How you may be risking more than you think
by Keith Boyer
September 18, 2018

According to the United States Census Bureau, nearly 600,000 one-person firms operate within the residential building construction space. Although the exact number is not readily available, it is probably safe to assert that many of these businesses are operated out of the owner’s home. A recent survey fielded by a national alliance of insurance and financial service business owners and their employees reveals that almost 60 percent of home-based businesses do not have proper business insurance coverage. This should serve as a wake up call for all home-based business owners, including contractors, who must begin managing risk by determining if they have the right type and amount of insurance coverage prior to an insurable event taking place.

Why Homeowners' Insurance Isn't Enough
Because many homeowners’ policies cover only up to $2,500 for damages to business property, home-based contractors should not rely on their homeowners’ coverage to protect their business, which may not provide coverage for the risks incurred in the following sitations:

  • An employee is injured while on-site at your home-based business, which could happen when loading tools and building materials into a truck. A workers’ compensation policy will transfer this risk to insurance. In fact, in all U.S. states except Texas, business owners are required by law to carry workers’ compensation insurance.
  • Income is lost due to damage to your home. Business interruption insurance (also known as business income insurance) covers the loss of income a businesssuffers after a disaster. The income loss covered may be due to disaster-related closing of the business facility or due to the rebuilding process after a disaster.
  • Your computer network is hacked and clients’ information is stolen.Cyber security insurance will protect your business against targeted cyber attacks and even the occasional misplaced laptop or personal device containing confidential material.

Choosing a Policy
Instead, home-based contractors should insure their business against risk with a business policy. When selecting insurance coverage to protect your businesses, consider the following:

  • Is your business equipment (e.g., tools, inventory,  materials) stored at the home? Commercial property insurance protects physical assets from fire, explosions, burst pipes, storms, theft and vandalism.
  • Are business items delivered to the home? General liability insurance will protect your business from the potentially ruinous costs of lawsuits over personal injuries suffered by someone making a delivery.
  • Are vehicles driven for the business? Commercial auto insurance provides protection for any vehicle designated for business use against both property damage and liability. 

Prior to an insurable event, you should take a complete inventory of equipment, furniture, and all the items used to run your home-based contracting business. This list proves an invaluable tool when filing a claim following a loss.

While the Pennsylvania Insurance Department offered this advisory for Pennsylvania business owners following storm damage, it is good advice for businesses located across the country. “Business owners should contact their insurer as soon as possible after their property is damaged by a storm, follow instructions from the insurer and keep a record of people with whom they spoke. In addition, they should keep all receipts and provide the insurer with the necessary information to avoid delaying payment of a claim.” As such, home-based contractors should take the following actions after a loss:

  • Take photographs or video of damage before clean up or repairs.
  • Keep track of damage to the business property, as well as damage to property owned by others that is in the business’s care, custody or control.
  • Record all lost business income and extra expenses. 

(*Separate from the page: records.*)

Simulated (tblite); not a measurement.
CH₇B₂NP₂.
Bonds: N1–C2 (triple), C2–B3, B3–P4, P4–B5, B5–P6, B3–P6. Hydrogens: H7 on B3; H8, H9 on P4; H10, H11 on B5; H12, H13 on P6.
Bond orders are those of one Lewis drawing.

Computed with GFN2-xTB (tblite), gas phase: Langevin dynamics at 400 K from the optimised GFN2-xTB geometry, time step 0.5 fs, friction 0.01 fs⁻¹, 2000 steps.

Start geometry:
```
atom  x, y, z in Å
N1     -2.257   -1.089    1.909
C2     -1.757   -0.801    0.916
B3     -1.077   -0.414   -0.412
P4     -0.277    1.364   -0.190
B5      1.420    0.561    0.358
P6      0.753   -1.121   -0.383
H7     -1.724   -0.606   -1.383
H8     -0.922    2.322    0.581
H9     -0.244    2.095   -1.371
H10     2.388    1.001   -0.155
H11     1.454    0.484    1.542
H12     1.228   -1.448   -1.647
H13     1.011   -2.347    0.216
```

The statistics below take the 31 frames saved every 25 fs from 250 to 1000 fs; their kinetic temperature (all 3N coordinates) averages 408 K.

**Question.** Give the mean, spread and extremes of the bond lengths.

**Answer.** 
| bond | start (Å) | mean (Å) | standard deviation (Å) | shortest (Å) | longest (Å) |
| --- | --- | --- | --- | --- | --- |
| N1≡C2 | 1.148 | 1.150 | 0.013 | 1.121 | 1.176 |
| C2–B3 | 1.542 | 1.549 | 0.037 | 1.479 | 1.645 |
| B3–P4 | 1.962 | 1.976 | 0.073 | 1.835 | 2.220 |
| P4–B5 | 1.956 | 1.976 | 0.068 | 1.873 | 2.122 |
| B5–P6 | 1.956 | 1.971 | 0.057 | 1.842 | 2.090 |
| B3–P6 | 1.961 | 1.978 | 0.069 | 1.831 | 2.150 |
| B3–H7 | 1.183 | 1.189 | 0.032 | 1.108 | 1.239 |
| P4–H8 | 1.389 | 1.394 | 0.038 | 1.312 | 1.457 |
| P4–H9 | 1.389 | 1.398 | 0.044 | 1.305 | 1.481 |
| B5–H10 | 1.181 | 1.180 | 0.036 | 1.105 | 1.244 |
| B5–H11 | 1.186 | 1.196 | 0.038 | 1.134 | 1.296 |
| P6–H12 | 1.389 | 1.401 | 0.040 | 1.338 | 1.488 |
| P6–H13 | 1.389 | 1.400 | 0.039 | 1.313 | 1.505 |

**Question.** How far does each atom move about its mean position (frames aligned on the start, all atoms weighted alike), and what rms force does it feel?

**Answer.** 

While home-based business owners should promptly make repairs to prevent further damage to buildings and property, they should delay permanent repairs until the insurance company can inspect the damage and approve the repairs. 

Finally, home-based business contractors should choose a trusted insurance broker, who takes time to learn about all aspects of their business and its risks, before bringing it to market. Your trusted broker will choose the right types and amounts of insurance coverage appropriate for your home-based contracting business and guide you through the claims process in the event of a loss.